Specifically, Common Stock dividends may not be declared if the

total amount of dividends on the Common Stock paid after May 31,

1958 would be greater than either (a) the net income of the

corporation available for Common Stock dividends; or (b) 75% of

the net income available for Common Stock dividends, if the total

of (1) the Common Capital Stock Account, (2) the Earned Surplus

Account and (3) the Capital Surplus Account, is less than 25% of

the total of (i) the principal amount of debt, (ii) the

Preferred, Preference and Common Capital Stock Accounts, (iii)

the Earned Surplus Account and (iv) the Capital Surplus Account.

(Article VI,  14.)  There are no similar restrictions on the

declaration of dividends on the Preference Stock.

Merger or Consolidation

          The Statement prohibits an issuer from merging or

consolidating with or into another company, or from disposing of

all or substantially all of its assets unless ordered or approved

under PUHCA or unless a majority of the total number of shares of

Preferred Stock outstanding consents to such transaction.

          GSU's Articles with respect to the Preferred Stock

comply with this standard.  (Article VI,  5(g).)  There is no

similar provision for the Preference Stock.

Alteration of Preferred Stock Provisions

          Under the Statement, the consent of the holders of at

least two-thirds of the total number of shares of Preferred Stock

outstanding is required for any amendment, alteration or repeal

of the rights, preferences or powers of the Preferred Stock so as

to adversely affect the holders thereof.  GSU's Articles are

substantially consistent with this provision.  (Article VI,

5(d) and 12(c).)

Issuance of Additional Preferred Stock

          The Statement limits the creation or authorization of

any stock with a rank senior to the Preferred Stock without the

consent of two-thirds of the total number of outstanding shares

of Preferred Stock, and similarly prohibits, without such

consent, the issuance of such senior stock more than twelve

months after the date the company was empowered to create such

senior stock.

          GSU's Articles are in substantial compliance with these

provisions, except that they do not limit the period of time in

which senior stock may be issued following shareholder consent.

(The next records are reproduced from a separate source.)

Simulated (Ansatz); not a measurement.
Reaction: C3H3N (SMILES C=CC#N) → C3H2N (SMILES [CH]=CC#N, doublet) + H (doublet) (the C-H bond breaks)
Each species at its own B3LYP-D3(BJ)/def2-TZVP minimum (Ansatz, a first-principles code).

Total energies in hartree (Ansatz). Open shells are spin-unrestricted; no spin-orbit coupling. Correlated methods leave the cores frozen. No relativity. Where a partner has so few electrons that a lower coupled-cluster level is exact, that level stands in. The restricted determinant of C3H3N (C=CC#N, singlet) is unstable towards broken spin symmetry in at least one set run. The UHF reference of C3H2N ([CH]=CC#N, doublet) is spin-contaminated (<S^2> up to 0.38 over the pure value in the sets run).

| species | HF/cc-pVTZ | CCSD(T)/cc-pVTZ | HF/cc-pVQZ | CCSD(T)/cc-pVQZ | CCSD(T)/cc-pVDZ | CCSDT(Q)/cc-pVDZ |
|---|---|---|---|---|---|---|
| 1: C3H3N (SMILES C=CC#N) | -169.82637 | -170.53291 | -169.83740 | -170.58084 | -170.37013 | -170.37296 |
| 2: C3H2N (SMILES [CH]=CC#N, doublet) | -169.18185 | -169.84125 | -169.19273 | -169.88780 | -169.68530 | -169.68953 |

(Article VI,  5(a) and 12(a).)

          The Statement also provides for a majority vote of the

outstanding Preferred Stock before an issuer may issue additional

Preferred Stock (with certain exceptions) unless the following

two conditions are satisfied:  (a) for twelve consecutive months

within a period of fifteen months immediately prior to the

issuance, the company's gross income is at least equal to 1 1/2

times the annual interest charges on the company's debt and the

annual dividend requirements on the company's Preferred Stock to

be outstanding; and (b) the company's junior stock equity, at a

minimum, equals the amount to be paid on the Preferred Stock and

stock ranking prior to or on a parity with the Preferred Stock,

upon an involuntary liquidation of the company.  Further, if for

purposes of satisfying the test in (b) above, the company is

required to take into account any earned surplus, then it may not

pay dividends or acquire junior stock which would reduce the

junior stock equity to less than the amount payable on the

Preferred Stock and all equal and prior ranking stock upon

involuntary liquidation of the company.

          GSU's Articles provide, among other things, that the

Company shall not, without the affirmative vote of a majority of

the total number of shares of each class of Preferred Stock then

outstanding (one third or more of the total number of such shares

of each such class not having voted in the negative) issue

additional shares of Preferred Stock unless two earnings tests

are met.  These earnings tests require that:  (i) the net income

of the Company available for dividends, for the specified twelve-

month period, be at least 2 1/2 times the annual dividend

requirements on all Preferred Stock and all other prior and

equally ranking stock to be outstanding immediately after the

proposed issuance; and (ii) the Company's earnings available for

interest, amortization and dividends be at least 1 1/2 times the

annual interest requirements on all indebtedness and the annual

dividend requirements on all Preferred Stock and all other prior

and equally ranking stock to be outstanding immediately after the

proposed issuance.  The Articles do not contain the

capitalization restriction described in (b) above.  (Article VI,

 5(f).)

          There are no earnings or capitalization restrictions

with respect to the issuance by GSU of its Preference Stock.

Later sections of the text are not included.